About numbers to the powers of imaginary numbers

Question

I once saw a problem which asks for the real and imaginary parts $(i^i)^i$. The problem also implied that there are several solutions to this. However I am very confused, $(i^i)$ is a real number so isn't its imaginary part just that real number raised to the power of $i$? Please help thanks!

Answer 1

$$i^i=\left(e^{i\frac{\pi}{2}}\right)^i=e^{-\frac{\pi}{2}}$$ therefore $$\left(i^i\right)^i=\left(e^{-\frac{\pi}{2}}\right)^i=e^{-i\frac{\pi}{2}}=\cos\left(\frac{\pi}{2}\right)-i\sin\left(\frac{\pi}{2}\right)=-i$$ and so $\Re\left(\left(i^i\right)^i\right)=0$ and $\Im\left(\left(i^i\right)^i\right)=-1$

Answer 2

$$\begin{align}(i^i)^i & = i^{i\times i} \\ & = i^{-1}\\ & =e^{-i(2k+\frac{1}{2})\pi}, (k\in\mathbb Z)\\ & =-i\end{align}$$

If on the other hand you meant $i^{i^i}$, we have: $$\begin{align} i^{i^i} & = i^{e^{(i(2m+\frac{1}{2})\pi)i}} \\ & = i^{e^{-(2m+\frac{1}{2})\pi}}\\ & = e^{i[(2n+\frac{1}{2})\pi e^{-(2m+\frac{1}{2})\pi}]}, (m,n\in\mathbb Z)\end{align}$$

for the top answer the real part is obviously $0$ and the imaginary part $-1$; for the bottom answer:

$${\frak Re} (i^{i^i})=\cos((2n+\frac{1}{2})\pi e^{-(2m+\frac{1}{2})\pi}), (m,n\in\mathbb Z)\\{\frak Im} (i^{i^i})=\sin((2n+\frac{1}{2})\pi e^{-(2m+\frac{1}{2})\pi}), (m,n\in\mathbb Z)$$

Answer 3

@Zima 's answer clearly answers this question, with the appropriate principal arguments. However, in this text (not answer) I am going talk more about your statement of "several solutions".

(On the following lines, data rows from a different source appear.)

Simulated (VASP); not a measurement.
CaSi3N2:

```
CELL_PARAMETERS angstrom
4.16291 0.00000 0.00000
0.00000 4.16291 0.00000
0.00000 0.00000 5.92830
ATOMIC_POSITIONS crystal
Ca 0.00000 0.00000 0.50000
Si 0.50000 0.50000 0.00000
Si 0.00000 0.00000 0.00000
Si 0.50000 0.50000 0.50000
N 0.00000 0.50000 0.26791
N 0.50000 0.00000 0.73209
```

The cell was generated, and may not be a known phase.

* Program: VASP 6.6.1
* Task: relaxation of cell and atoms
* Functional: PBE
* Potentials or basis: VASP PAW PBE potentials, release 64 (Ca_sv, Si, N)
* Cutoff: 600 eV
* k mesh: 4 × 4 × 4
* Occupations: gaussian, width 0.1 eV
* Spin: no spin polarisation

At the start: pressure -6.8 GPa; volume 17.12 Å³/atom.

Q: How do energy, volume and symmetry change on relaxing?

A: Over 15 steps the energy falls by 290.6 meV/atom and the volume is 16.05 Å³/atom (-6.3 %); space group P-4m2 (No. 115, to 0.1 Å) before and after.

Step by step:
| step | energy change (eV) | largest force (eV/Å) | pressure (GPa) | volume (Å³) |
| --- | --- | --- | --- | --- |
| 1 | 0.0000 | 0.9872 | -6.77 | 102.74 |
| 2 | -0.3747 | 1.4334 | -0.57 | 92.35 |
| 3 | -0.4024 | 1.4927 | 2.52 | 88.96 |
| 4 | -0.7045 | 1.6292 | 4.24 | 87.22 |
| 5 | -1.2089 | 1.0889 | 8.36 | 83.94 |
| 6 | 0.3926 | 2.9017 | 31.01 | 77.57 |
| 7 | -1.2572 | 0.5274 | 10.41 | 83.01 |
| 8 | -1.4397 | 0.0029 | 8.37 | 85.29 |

Recall that polar plane is closed and angles following $\theta + 2\pi$ repeat the same output for $\theta$; $\sin{\theta}$, $\cos{\theta}$. Ie. $\sin{\dfrac{\pi}{2}} = \sin{\left(\dfrac{\pi}{2} + 2\pi\right)} = \sin{\dfrac{5\pi}{2}}$ and $\cos{\dfrac{\pi}{2}} = \cos{\left(\dfrac{\pi}{2} + 2\pi\right)} = \cos{\dfrac{5\pi}{2}}$.

This property exists within the complex world as well, however, we note it as "branching" and equivalent to your multivalued solutions, since the polar form $\displaystyle e^{i\theta} = \cos{\theta} + i\sin{\theta}$. In practice, this would mean;

$$\left(e^{i\pi/2}\right)^i = i^i = \left(e^{i5\pi/2}\right)^i \\\iff i^i = e^{-2n\pi - \pi/2}, \quad n \in \mathbb{Z}$$

However, note that $\theta = \dfrac{\pi}{2}$ is still the principal argument for $i$. Any other angle that has equivalent output to $\theta = \dfrac{\pi}{2}$, would classified under $\underbrace{\text{general arguments}}_{\theta = 2n\pi + \pi/2}$. See Complex Analysis.

I assume this is what your problem also implied that there are several solutions. However, I am still confused, since this is not required to answer the question. Your problem asks for the real and imaginary parts (i^i)^i, which I assume would be in rectangular form; $0 + (-1)i$ only. Did the question explicitly ask you to state all possible arguments somewhere else?